Patchwork [v3] cpufreq: intel_pstate: Reporting reasons why driver prematurely exit

login
register
mail settings
Submitter Erwan Velu
Date Feb. 11, 2019, 9:31 a.m.
Message ID <20190211093140.23608-1-e.velu@criteo.com>
Download mbox | patch
Permalink /patch/722665/
State New
Headers show

Comments

Erwan Velu - Feb. 11, 2019, 9:31 a.m.
The init code path have several execeptions where the module can decide not to load.
As CONFIG_X86_INTEL_PSTATE is generally set to Y, the return code is not reachable.
The initialisation code is neither verbose of the reason why it did choose to prematurely exit.

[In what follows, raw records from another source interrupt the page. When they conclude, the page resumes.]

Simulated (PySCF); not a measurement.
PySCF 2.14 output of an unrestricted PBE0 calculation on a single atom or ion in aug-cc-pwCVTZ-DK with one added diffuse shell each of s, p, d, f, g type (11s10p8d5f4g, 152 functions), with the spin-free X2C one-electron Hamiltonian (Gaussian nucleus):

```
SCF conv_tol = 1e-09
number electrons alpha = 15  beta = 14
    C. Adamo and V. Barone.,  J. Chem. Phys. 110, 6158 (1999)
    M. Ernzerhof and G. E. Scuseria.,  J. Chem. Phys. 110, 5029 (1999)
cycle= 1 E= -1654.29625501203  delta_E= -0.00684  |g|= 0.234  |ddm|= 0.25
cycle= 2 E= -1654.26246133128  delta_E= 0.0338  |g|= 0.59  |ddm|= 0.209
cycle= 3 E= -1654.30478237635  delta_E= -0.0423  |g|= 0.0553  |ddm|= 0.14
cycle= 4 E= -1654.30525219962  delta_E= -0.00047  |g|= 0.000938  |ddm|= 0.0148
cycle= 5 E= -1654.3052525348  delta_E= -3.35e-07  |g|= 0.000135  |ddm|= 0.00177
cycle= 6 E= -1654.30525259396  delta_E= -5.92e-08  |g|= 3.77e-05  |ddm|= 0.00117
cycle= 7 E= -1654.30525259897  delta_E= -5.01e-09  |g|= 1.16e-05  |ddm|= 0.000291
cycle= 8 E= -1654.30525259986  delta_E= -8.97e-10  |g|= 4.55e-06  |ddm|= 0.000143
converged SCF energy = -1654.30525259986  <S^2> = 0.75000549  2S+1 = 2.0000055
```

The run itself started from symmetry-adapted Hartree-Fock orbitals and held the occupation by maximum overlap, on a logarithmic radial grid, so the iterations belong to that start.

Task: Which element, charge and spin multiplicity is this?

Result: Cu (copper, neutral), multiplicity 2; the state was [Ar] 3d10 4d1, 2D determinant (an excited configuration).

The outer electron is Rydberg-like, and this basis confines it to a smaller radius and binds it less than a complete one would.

This situation leads to situation where its difficult for a user to determine,
on a given platform, why the driver didn't loaded properly.

This patch is about reporting to the user the reason/context why the driver failed to load.
That is a precious hint when debugging a platform.

Signed-off-by: Erwan Velu <e.velu@criteo.com>
---
 drivers/cpufreq/intel_pstate.c | 36 ++++++++++++++++++++++++++--------
 1 file changed, 28 insertions(+), 8 deletions(-)
Srinivas Pandruvada - Feb. 11, 2019, 9:25 p.m.
On Mon, 2019-02-11 at 10:31 +0100, Erwan Velu wrote:
> The init code path have several execeptions where the module can
> decide not to load.
> As CONFIG_X86_INTEL_PSTATE is generally set to Y, the return code is
> not reachable.
> The initialisation code is neither verbose of the reason why it did
> choose to prematurely exit.
> 
> This situation leads to situation where its difficult for a user to
> determine,
> on a given platform, why the driver didn't loaded properly.
> 
> This patch is about reporting to the user the reason/context why the
> driver failed to load.
> That is a precious hint when debugging a platform.
pr_info and pr_warn are too strong for this debug use case. Anytime
someone see some error in dmesg, we have an additional work to explain
that that is not a problem to an average user. So this is an
maintenance overhead for the purpose of debugging. Only few users who
are really trying to debug, will care for these errors. For them
pr_debug will be enough, we have other pr_debugs which will be helpful
to root cause the issue, even if driver loads.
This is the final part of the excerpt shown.